It's also 3" smaller, shorter battery life, much lower resolution, and maxes out at 16GB of storage.
I suspect Google has priced this very competitively (low margins) specifically to compete with iPad by offering something half the price.
If they'd put out a device with comparable features in screen, battery, and storage it would have had to be priced so close to the iPad that the question "why not just have an iPad?" would still remain.
This is pitched aggressively against the iPad as a (good) inferior product at an amazing price point.
216 PPI vs 264 for the new iPad and vs 132 PPI for the old $400 iPad. How is that not extremely competitive? It even has a quad core processor compared to iPad's dual core.
Not sure what people are looking for to see them "competitive with the iPad". Would you be happy if it was 10% weaker on hardware but 5x cheaper? Would that make Android tablets "competitive" from your point of view?
I think the hardware is not a problem at all. It's the perception that Android doesn't have tablet apps, but on 7" tablet apps are almost a non-problem since most phone apps should work fine. The problem is a little bigger with 10" tablets. But at this point I really think the bigger issue is the perception. At this point even if Android had half the tablet apps of the iPad with with $100 cheaper price, people would still think it's not competitive.
In the same time, they seem to be excited about $600 Windows RT tablets with similar hardware as this Nexus 7 $200 tablet, that has no ecosystem of apps at all. So clearly this is much more about perception than it is about reality.
I think the key thing here is the "built for Play" moniker. It's also an extension of just how deeply integrated Android has always been with the cloud.
I've been using Android since the G1 first came out. My devices are a portal to my stuff rather than a container, and I don't overly care about storage space as a result. My music streams from Play to my phone in the car. I stream Netflix to my tablet. I haven't manually synced my phone to anything in years, and been through multiple devices and hundred of factory wipes playing with different ROMs in that time. Facebook statuses asking phone for phone numbers after losing a phone mystify me because I can't remember the last time I had to manually sync a device to back up my data.
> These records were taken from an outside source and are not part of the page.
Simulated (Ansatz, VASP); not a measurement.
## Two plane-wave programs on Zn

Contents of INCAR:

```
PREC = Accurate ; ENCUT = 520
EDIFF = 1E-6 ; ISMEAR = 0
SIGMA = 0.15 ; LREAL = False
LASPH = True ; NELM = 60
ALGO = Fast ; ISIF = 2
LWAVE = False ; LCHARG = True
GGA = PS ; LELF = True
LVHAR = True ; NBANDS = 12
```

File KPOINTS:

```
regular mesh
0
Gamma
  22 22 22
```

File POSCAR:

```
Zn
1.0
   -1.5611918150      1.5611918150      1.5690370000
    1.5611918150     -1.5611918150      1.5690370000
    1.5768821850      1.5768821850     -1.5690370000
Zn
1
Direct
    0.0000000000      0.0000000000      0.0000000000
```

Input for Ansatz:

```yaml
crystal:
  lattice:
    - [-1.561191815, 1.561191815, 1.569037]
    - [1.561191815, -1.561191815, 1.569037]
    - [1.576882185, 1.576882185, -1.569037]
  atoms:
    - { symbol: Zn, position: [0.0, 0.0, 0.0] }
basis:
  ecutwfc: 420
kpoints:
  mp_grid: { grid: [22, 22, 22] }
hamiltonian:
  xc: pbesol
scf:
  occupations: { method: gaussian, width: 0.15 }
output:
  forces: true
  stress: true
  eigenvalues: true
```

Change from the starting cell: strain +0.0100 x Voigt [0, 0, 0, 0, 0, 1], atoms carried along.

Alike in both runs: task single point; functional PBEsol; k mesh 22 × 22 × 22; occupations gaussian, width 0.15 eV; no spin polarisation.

The relatively slim storage is as much about a different approach to mobile devices as anything, IMO.
I understand where you're coming from, but customers who want/need to swap out batteries themselves are too small of a market for Apple to care about. Unfortunately for you, the trend of ever-tighter industrial design (which means integrated batteries) only looks like it will continue.
will_work4tears: Lithium batteries (used in all modern phones and tablets) work best when not drained completely before recharging.
In fact, there's usually firmware specifically designed to cut power off before the battery completely discharges, because completely discharging the battery can physically damage it. (Completely discharging LiPoly batteries can actually produce a fire hazard, because gaseous hydrogen is generated inside the cell!)
Because I like to be able to swap my batteries without paying 200 bucks and having my electronic device away (Send to apple to replace).
Also, I'm don't like Apple as a company and am not a brandphile. Having a smart phone or tablet is enough for me, I don't need to flash around a brand name to feel important.
you are a brandophobe then, completely guided by a logo rather than the capabilities of the device.
i own iPad 1, 2 and 3 devices (through my job) - never, ever did i need to replace the battery. it lasts very long, days, by then you have plugged it in somewhere.
my customers are big on ipads for their mobile sales forces and none, NONE, report issues with the batteries. that's a sample size of 15k+ users, worldwide.
>you are a brandophobe then, completely guided by a logo rather than the capabilities of the device.
I don't like Apple as a company, but I'd buy their products if their capabilities matched my requirements. A changeable battery is my gamechanger. My ONLY major one (price is often an issue, but I agree that the quality of Apple products reasonably matches the price - if only a bit inflated).
And just because people don't complain to you about the battery usage doesn't mean there aren't issues - nor that they just don't blindly accept the limitations. Why would they report it to you anyway? Are you working for Apple tech support?
I suspect Google has priced this very competitively (low margins) specifically to compete with iPad by offering something half the price.
If they'd put out a device with comparable features in screen, battery, and storage it would have had to be priced so close to the iPad that the question "why not just have an iPad?" would still remain.
This is pitched aggressively against the iPad as a (good) inferior product at an amazing price point.